Vibronic potentials in chemical physics: adiabatic approximation vs. supersymmetry

TL;DR

This paper explores the supersymmetric properties of double-well potentials in chemical physics, comparing adiabatic approximation results with supersymmetry, and discusses potential artifacts in the approximation.

Contribution

It provides a comparative analysis of supersymmetry in double-well potentials and examines the validity of the adiabatic approximation in coupled electron-vibrational systems.

Findings

Supersymmetric features are identified in isolated double-well potentials.

The adiabatic approximation may produce artifacts in modeling coupled electron-vibrational systems.

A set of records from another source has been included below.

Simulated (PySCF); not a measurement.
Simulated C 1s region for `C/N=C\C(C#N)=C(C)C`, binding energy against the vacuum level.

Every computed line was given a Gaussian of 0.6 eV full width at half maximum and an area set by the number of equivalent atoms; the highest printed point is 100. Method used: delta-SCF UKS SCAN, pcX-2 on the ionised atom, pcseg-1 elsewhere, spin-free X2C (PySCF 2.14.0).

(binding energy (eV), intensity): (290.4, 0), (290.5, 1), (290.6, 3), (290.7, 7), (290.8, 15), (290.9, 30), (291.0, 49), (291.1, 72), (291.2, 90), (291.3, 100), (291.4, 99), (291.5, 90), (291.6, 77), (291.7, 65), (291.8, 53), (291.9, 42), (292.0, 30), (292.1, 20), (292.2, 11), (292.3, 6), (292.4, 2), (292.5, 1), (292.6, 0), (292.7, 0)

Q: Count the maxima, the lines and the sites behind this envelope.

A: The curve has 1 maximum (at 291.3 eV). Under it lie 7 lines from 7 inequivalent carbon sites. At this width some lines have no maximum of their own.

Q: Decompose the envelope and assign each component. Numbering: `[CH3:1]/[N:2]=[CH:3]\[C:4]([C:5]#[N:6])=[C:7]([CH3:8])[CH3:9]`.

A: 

Results support earlier concerns about artifacts in the adiabatic approximation.

Abstract

We analyze the supersymmetric features of isolated double-well potentials, both symmetric ones and ones under an asymmetric perturbation. Our studies are in concert with results obtained elsewhere. Further on, a particular interest is paid to double- and single-valley potentials occurring in pairs on applying the adiabatic approximation to coupled electron-vibrational mode systems. Among the latter are Holstein's small polarons and the vibronic (off-center) band-species performing a finite-orbital-momentum helical motion. Our results seem to revive an earlier assertion for the existence of artifacts in the adiabatic approximation.